Head's Up! These forums are read-only. All users and content have migrated. Please join us at community.neo4j.com.
09-23-2022 04:13 PM
Hello everyone,
Please, can someone help me?
I have set up a large date graph representing the ssb as shown in the diagram below. however, queries performed only on nodes even those with aggregation functions give very fast answers. however, as soon as I introduce relations with nodes in my queries, the results take a long time.
example
match (l:lineorder) return sum (l.revenue) gives a very fast response (0.89s).
however as soon as a relationship is in the query, the response time is very long. example
match (l:lineorder)-[r:order-date]->(d:date {year :1993})
where l.quantity > 15
return sum (l.revenue)
I put indexes on most of the attributes but not on the relationship since they don't contain any attribute.
I have tried everything even with explain and profile command but no results.
If someone could help me because it's blocking for me
Thank you in advance.
Solved! Go to Solution.
09-27-2022 07:44 AM - edited 09-27-2022 01:23 PM
Hi,
there are a few issues at work here.
First of all this is not really a graph query but a massive aggregation query.

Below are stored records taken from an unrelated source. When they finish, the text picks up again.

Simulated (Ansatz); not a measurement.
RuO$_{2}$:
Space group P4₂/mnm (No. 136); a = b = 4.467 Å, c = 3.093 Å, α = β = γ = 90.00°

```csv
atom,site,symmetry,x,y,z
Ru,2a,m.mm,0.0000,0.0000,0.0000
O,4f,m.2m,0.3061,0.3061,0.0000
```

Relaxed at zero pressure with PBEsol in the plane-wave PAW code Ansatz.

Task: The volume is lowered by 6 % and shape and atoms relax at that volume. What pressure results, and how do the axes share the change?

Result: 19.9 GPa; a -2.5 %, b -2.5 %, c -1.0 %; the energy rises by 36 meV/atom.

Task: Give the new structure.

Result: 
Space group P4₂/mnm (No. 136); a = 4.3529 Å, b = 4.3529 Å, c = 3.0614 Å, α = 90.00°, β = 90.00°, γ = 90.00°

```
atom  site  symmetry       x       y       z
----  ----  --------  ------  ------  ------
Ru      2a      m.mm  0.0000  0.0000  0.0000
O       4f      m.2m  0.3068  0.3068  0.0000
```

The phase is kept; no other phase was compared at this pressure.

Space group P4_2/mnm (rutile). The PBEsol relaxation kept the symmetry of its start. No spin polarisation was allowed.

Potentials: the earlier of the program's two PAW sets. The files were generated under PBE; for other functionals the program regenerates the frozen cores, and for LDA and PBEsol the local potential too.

Secondly you need to check your page-cache configuration as you have a lot of page-cache misses, which means that for large parts of your query you measure disk speed.
Third it is a bit of a modeling problem, one question is - why do you have 23M date nodes? Shouldn't it only be 365*years-covered?
I don't see the concept of an "Order" in your model, most likely that might be something that is currently represented by your date node.
Anyhow, here are some suggestions
* increase your page-cache, so that you don't get the page-cache misses anymore
* the neo4j property store is not the fastest to read from, it's faster to read from indexes
* so if you create a compound index on revenue and quantity that might help
* best would be to find the line-orders by quantity and then check against the 365 date nodes
match (d:Date {year :1993})
match (l:LineItem)-[r:ON_DATE]->(d)
using join on l
// using index on l:lineorder(quantity,revenue)
where l.quantity > 15 and l.revenue is not null
return sum (l.revenue);
You can also leave off the index hint, they are just there the illustrate the index usage.
I put it all into a self-contained example here.
In an ideal setup for those 4.7M rows it goes down to 500ms response.
https://gist.github.com/jexp/255dad7bc6328060e20fdb937b950056
09-23-2022 07:51 PM
Hi @redha_benhisse1 could you share what the profile of your query looks like? Thanks!
09-24-2022 04:49 AM
hi steggy
you have attached 2 requests with relations and a simple request. note that there are 2556 nodes of type DATE and not 23,000,000 (an error on my part in the diagram). there is only lineorder which contains 23,000,000 nodes
profile match (l:lineorder)-[r:order_date]->(d:date {D_YEAR: 1993})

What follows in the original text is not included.